Evidence of how positively this may have impacted the broader Black community at the time can be seen in the response to the film by many young girls around the country. Aldis Hodge has reported that the cast is “constantly doing panels for STEM and STEAM [Science, Technology, Engineering, Art & Design, and Mathematics] all over. It’s taken a life of its own.”
Arguably,the most poignant moment of the film was the interchange between Vaughn (Octavia Spencer) and her boss played to perfection by Kirsten Dunst who said she had nothing against Black folks, Spencer’s response was timeless. “I know you believe that,” she said.
When Kathrine (Taraji) let loose what she had been holding in for months, you could feel her pain. It was a pain felt across generations. It’s the same pain felt when the professor tells the young Black woman that ‘this can’t be your work’, or the pain of hearing, ‘you are not like the others,’ or the pain of folks looking at you with that, ‘you must be the Affirmative Action hire or student’ look. Nowadays they have taken down the signs but the pain can still be felt in the little cuts we now call micro-aggressions.

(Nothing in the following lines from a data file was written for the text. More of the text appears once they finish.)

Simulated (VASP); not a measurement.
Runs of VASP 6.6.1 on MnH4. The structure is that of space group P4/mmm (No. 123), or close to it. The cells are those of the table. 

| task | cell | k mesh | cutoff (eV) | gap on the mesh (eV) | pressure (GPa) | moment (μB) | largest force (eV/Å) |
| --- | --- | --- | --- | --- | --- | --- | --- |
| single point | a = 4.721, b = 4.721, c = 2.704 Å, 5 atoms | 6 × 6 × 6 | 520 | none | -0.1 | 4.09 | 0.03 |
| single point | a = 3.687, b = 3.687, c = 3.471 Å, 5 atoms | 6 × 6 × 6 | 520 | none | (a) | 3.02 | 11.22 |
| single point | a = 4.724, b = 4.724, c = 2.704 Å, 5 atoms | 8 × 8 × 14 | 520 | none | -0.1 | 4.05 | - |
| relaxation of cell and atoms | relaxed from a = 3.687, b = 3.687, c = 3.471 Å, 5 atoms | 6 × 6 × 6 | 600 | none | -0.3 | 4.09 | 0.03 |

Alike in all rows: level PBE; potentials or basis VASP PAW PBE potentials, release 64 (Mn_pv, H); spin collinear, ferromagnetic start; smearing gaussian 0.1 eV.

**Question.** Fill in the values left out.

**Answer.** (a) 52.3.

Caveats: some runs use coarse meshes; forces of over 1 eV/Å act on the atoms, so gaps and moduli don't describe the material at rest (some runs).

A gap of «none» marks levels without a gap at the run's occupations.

We don’t know if John Glenn’s portrayal as a tolerant and decent and fair-minded White man is historically accurate, but it’s likely the White folks backing the film required it. Undoubtedly it needed Kevin Costner who was stellar as the big boss, to dramatically tear down the Colored bathroom sign. It made the audience a little less uncomfortable and fulfilled one of the requirements of this type of film: ‘Thou shalt have at least one White savior.’
Some walked away from the film feeling good about our racial progress ( it is a box office hit) but truth is we haven’t progressed as much as we want to believe. What people should come away with, is a determination to make sure that this does not happen again, as the US seeks to make itself “great again.”